Generation Z: Are children conditioned to accept terms and conditions?

17 Dec 2017 09:00h - 10:00h

Event report

[Read more session reports and live updates from the 12th Internet Governance Forum]

This session, moderated by Ms Sabrina Vorbau, European Schoolnet/Insafe, and Ms Sofia Rasgado, Portuguese Safer Internet Centre, discussed online safety for Generation Z.

Children and youth of Generation Z, those born after the 1990s, spend considerable amount of time online. Yet, there is a lack of awareness about the terms and conditions (T&Cs) attached to the use of online platforms and applications (apps). The panel was concerned with the tendency to accept T&Cs without reflection on the implications for privacy and security. While this tendency is also common among adults, children and youth are particularly vulnerable and need additional support to navigate the conditions under which they are online. Further, while members of this generation are often considered digital natives, such descriptions gloss over some of the issues that need to be addressed when young people are online by assuming an innate ability to use digital tools appropriately and safely.
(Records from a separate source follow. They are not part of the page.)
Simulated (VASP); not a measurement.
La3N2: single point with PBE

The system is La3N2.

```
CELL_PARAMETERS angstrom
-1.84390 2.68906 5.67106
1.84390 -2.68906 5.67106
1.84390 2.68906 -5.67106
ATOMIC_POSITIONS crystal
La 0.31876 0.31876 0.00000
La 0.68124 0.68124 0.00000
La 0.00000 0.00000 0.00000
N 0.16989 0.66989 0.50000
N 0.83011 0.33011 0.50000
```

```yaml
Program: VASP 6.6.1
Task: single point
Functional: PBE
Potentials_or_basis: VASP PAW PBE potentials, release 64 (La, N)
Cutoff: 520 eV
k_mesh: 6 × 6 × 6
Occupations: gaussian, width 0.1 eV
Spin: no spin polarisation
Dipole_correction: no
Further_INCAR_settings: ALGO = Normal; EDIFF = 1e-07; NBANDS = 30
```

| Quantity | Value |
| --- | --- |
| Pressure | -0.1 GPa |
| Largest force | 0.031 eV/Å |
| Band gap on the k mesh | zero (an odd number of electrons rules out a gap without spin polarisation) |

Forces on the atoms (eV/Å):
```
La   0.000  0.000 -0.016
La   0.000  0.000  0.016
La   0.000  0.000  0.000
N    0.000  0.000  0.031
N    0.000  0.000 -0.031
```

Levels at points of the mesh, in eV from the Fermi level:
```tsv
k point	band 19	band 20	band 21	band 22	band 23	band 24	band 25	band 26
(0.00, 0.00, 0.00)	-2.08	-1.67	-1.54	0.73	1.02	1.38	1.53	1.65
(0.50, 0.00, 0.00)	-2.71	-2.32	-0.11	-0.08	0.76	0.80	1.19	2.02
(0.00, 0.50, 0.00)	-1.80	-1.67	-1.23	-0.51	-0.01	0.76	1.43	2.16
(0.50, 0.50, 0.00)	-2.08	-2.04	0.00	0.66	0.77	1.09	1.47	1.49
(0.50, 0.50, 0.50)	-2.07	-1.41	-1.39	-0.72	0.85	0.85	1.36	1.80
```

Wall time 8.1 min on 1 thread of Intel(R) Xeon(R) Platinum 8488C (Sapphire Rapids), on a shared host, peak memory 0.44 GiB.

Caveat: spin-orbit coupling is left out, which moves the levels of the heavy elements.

The panel brought together various stakeholders with a view to acknowledge different perspectives and find common solutions. Ms Irina Drexler, No Hate Speech Movement campaign of the Council of Europe, represented the voice of civil society. Mr Deepak Tewari, CEO Privately, represented private sector efforts to foster child safety online by providing technological solutions. Representing the youth, Ms Wilma Westenberg, from the Netherlands, and Mr Charalampos Kyritsis, from Greece, shared their personal experiences and own efforts in promoting child safety online among their peers.

The panel agreed that T&Cs are not user friendly. Westenbeg said that the length and level of technical language of T&Cs prevent most users to understand the conditions that they sign-up to. Kyritsis said that it remains unclear for most users how their data is used and what kinds of advertisements they will be targeted with after signing up for a service.

Tewari emphasised that this is often by design and that T&Cs remain unclear on purpose, owing to power discrepancies between the Internet giants who offer such services and the users and consumers. He stressed that the underlying business model is based on the exchange of a free service in return for personal data. Currently, users have little choice. They can refrain from joining a service or app but this leads to real issues of exclusion.

Drexler  agreed and added that this is a particular issue for children and youth, who place a very high importance on being part of a group. In many cases, refraining from joining a service or app is not an option for them.

Beyond the absence of user friendly T&Cs, Tewari also mentioned that there is currently a lack of procedure for airing grievances, such as a system of ombudsmen, and Drexler mentioned that in some cases T&Cs are not available in a variety of languages, adding an additional barrier for non-native English speaker.

The panel discussed a number of suggestions for improving the experience of T&Cs and enable children and young people to make more informed choices when accepting T&Cs:

  • Westenberg suggested that T&C’s could be explained using short videos, animations, or cartoons.
  • Drexler said that quizzes could highlight key points in a more playful way.
  • Generally, awareness about T&C’s could be promoted through gamification approaches.
  • Tewari suggested that the above could build on technological solutions, such as employing machine learning tools to automatically simplify T&Cs and present them in a user friendly way.
  • Both Westenberg and Kyritsis suggested that school curricula need to go beyond general digital citizenship and need to include awareness of the implications of T&Cs.

Looking to the near future, the EU’s General Data Protection Regulation (GDPR), which will come into effect in May 2018, was mentioned as a positive development in terms of increasing safety and transparency. Yet, panellists agreed that there is a lack of awareness of the GDPR.

Further, the panel agreed that better policies need to be developed and awareness raising needs to be supported. Vorbau said that all stakeholders should be brought together in dedicated processes while Tewari said that policies need to be developed at regional and country levels. Drexler said that civil society needs to make good use of existing toolkits and needs to be supported to continue raising awareness.